Columbia University student, Mohsen Mahdawi, was released from US immigration custody on Wednesday, after a judge ruled that he should be allowed to challenge the Trump administration’s efforts to deport him over his participation in pro-Palestinian protests while free on bail, Reuters reports.
Mahdawi, born and raised in a refugee camp in the West Bank, was arrested earlier this month upon arriving for an interview for his US citizenship petition. A judge swiftly ordered President Donald Trump’s administration not to deport him from the United States or take him out of the state of Vermont.
After two weeks in detention, Mahdawi walked out of the federal courthouse in Burlington, Vermont, on Wednesday, after US District Judge, Geoffrey Crawford, ordered his release at a court hearing on Wednesday, according to his lawyers.
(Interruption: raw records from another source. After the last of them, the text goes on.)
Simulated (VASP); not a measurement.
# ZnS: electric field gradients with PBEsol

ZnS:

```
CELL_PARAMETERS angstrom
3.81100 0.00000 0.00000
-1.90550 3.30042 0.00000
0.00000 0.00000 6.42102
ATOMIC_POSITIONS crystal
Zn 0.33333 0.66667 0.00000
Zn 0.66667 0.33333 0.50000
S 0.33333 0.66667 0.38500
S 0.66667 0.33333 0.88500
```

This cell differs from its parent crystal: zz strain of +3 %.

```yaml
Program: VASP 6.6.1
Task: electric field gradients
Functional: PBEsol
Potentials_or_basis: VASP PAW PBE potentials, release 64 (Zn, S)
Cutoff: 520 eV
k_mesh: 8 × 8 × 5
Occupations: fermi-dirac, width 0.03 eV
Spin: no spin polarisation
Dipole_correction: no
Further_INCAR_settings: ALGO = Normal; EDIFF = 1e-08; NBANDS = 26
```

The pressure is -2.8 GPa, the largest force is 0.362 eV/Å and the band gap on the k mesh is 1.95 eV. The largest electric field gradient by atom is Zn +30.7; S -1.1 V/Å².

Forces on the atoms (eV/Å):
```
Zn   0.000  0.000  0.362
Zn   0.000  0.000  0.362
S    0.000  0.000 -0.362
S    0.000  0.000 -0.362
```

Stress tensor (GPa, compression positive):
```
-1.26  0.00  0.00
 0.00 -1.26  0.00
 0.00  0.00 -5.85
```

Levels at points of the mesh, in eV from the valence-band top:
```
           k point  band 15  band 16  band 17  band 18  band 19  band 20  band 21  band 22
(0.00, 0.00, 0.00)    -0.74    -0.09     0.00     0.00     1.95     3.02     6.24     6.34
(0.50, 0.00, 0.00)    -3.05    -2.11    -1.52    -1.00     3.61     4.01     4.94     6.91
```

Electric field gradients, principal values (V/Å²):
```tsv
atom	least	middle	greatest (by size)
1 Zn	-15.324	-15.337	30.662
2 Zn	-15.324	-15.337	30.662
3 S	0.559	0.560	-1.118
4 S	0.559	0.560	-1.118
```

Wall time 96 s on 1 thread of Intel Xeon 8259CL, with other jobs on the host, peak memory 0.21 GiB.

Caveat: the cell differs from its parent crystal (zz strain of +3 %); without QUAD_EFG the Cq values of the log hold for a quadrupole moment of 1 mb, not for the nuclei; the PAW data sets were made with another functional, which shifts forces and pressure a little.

“Mohsen has committed no crime, and the government’s only supposed justification for holding him in prison is the content of his speech,” Lia Ernst, a lawyer with the American Civil Liberties Union, who is representing Mahdawi, said in a statement.
Neither the Department of Homeland Security nor the Justice Department immediately responded to requests for comment.
Mahdawi’s arrest was part of a broader effort by the Trump administration to deport pro-Palestinian foreign university students who are in the United States legally and have not been charged with any crimes.
Trump administration officials have said student visa holders are subject to deportation over their support for Palestinians and criticism of Israel’s conduct in the war in Gaza, calling their actions a threat to US foreign policy. Trump’s critics have called the effort an attack on free speech rights under the First Amendment of the US Constitution.
Other protesters in similar circumstances include Columbia University student, Mahmoud Khalil and Tufts University student , Rumeysa Ozturk. Both Khalil and Ozturk remain in custody.